God in the Flesh Lived Free from Sin

When most people think about the life of Jesus, they usually jump from the manger to the cross. We celebrate His birth at Christmas and His resurrection at Easter, but we often overlook the years in between. Yet those years were not filler. They were absolutely essential to God’s plan of redemption.

If Jesus had only needed to die, God could have sent Him directly to the cross. Instead, He spent thirty-three years living among us. Every day, every decision, every conversation, and every temptation mattered because Jesus was accomplishing something none of us ever could.

The Gospels tell us very little about His childhood. We know the wise men eventually came to worship Him. We know that when He was twelve years old, He astonished the teachers in the temple with His understanding of God’s Word (Luke 2:46-47). Then, for nearly two decades, Scripture says very little. Jesus faithfully lived as the carpenter’s son, working ordinary days in an ordinary town while preparing for an extraordinary ministry.

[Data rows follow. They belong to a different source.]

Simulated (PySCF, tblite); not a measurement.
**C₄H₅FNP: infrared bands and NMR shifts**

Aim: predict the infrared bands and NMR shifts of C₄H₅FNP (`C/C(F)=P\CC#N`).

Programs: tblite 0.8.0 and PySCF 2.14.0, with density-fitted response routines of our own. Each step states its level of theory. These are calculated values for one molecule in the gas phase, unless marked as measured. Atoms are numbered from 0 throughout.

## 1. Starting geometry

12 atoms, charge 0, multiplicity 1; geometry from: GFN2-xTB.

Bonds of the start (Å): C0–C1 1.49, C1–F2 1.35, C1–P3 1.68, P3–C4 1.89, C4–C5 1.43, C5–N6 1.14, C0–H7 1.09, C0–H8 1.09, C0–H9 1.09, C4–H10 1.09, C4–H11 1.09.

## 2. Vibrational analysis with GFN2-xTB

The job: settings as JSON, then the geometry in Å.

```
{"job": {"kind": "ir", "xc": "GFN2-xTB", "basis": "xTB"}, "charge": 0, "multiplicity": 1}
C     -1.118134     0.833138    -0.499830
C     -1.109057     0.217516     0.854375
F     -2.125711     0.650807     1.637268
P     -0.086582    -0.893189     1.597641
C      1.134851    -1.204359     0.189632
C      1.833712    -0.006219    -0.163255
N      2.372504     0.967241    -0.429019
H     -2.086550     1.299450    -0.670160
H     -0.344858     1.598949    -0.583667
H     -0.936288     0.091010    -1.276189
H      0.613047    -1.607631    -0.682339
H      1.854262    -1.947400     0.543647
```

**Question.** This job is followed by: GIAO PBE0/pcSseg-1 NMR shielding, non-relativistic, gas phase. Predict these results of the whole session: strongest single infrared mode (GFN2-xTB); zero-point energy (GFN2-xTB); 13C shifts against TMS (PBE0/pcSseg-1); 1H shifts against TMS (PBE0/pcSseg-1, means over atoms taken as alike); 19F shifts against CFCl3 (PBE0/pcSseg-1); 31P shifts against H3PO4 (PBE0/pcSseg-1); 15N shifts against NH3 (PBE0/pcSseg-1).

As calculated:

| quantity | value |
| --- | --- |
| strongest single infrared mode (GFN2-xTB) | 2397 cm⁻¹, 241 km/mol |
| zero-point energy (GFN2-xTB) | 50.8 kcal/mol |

When He reached about thirty years of age, everything changed.

Before preaching a sermon, calling His disciples, or performing a miracle, Jesus was led by the Spirit into the wilderness to be tempted by Satan (Matt. 4:1). That was no accident. It was a declaration that the battle which Adam lost in the garden and Israel lost in the wilderness would now be fought again.

Adam had every advantage imaginable. He lived in a perfect garden without the effects of sin surrounding him, yet he believed the serpent instead of God. Israel witnessed miraculous deliverance from Egypt, walked through the Red Sea, ate bread from heaven, and still spent forty years grumbling, doubting, and rebelling against the Lord.

Jesus entered the wilderness alone.

For forty days He faced temptation, and in forty days He accomplished what Israel had failed to accomplish in forty years. Satan repeatedly offered shortcuts to accomplish God’s purposes apart from God’s ways. He tempted Jesus to satisfy His own desires, to test the Father’s faithfulness, and to seize a kingdom without the cross.

Every single time, Jesus answered the same way: “It is written.”

That phrase must have become incredibly frustrating for Satan to hear. Jesus did not negotiate. He did not look for exceptions. He did not ask how close He could get to the line without crossing it. If His Father had spoken, the matter was settled. God’s Word was His final authority.

That pattern continued throughout His entire life.

For thirty-three years, Jesus lived in perfect obedience. Not once did He break one of the Ten Commandments. Not once did He violate the hundreds of commands God had given His people. Not once did He sin in His actions, His words, His attitudes, or even His thoughts. Every decision honored His Father. Every conversation reflected the truth. Every relationship displayed love. Every moment revealed complete obedience.

This is one of the most important truths in all of Scripture because the only One qualified to bear sin’s punishment is the One who never submitted to its power.

Throughout the Old Testament, every sacrifice had to be without blemish. God was teaching His people that a substitute could only stand in the place of sinners if that substitute was free from defect. Those sacrifices pointed beyond themselves to Jesus, the true Lamb of God. Had Jesus sinned even once, He could have died only for His own guilt. Because He remained perfectly righteous, He was able to stand in our place.

But Jesus did even more than simply keep the Law.

He fulfilled it.

Everything the Law demanded, He accomplished. Everything it anticipated, He completed. Where Adam failed, Jesus obeyed. Where Israel wandered, Jesus remained faithful. Where every prophet, priest, judge, and king eventually stumbled, Jesus never did. He lived the life we should have lived before offering Himself to die the death we deserved.

That is why our hope rests entirely in Him.

Christianity is not ultimately about trying harder to become a better person. It is about trusting the only Person who has ever lived perfectly. We are not saved because we finally obey enough commandments to earn God’s favor. We are saved because Jesus already fulfilled every requirement we never could.

From the moment He entered this world until the moment He gave His life upon the cross, Jesus lived in perfect obedience to His Father.

Only a perfect Savior could rescue imperfect people.

And that is exactly who He proved Himself to be.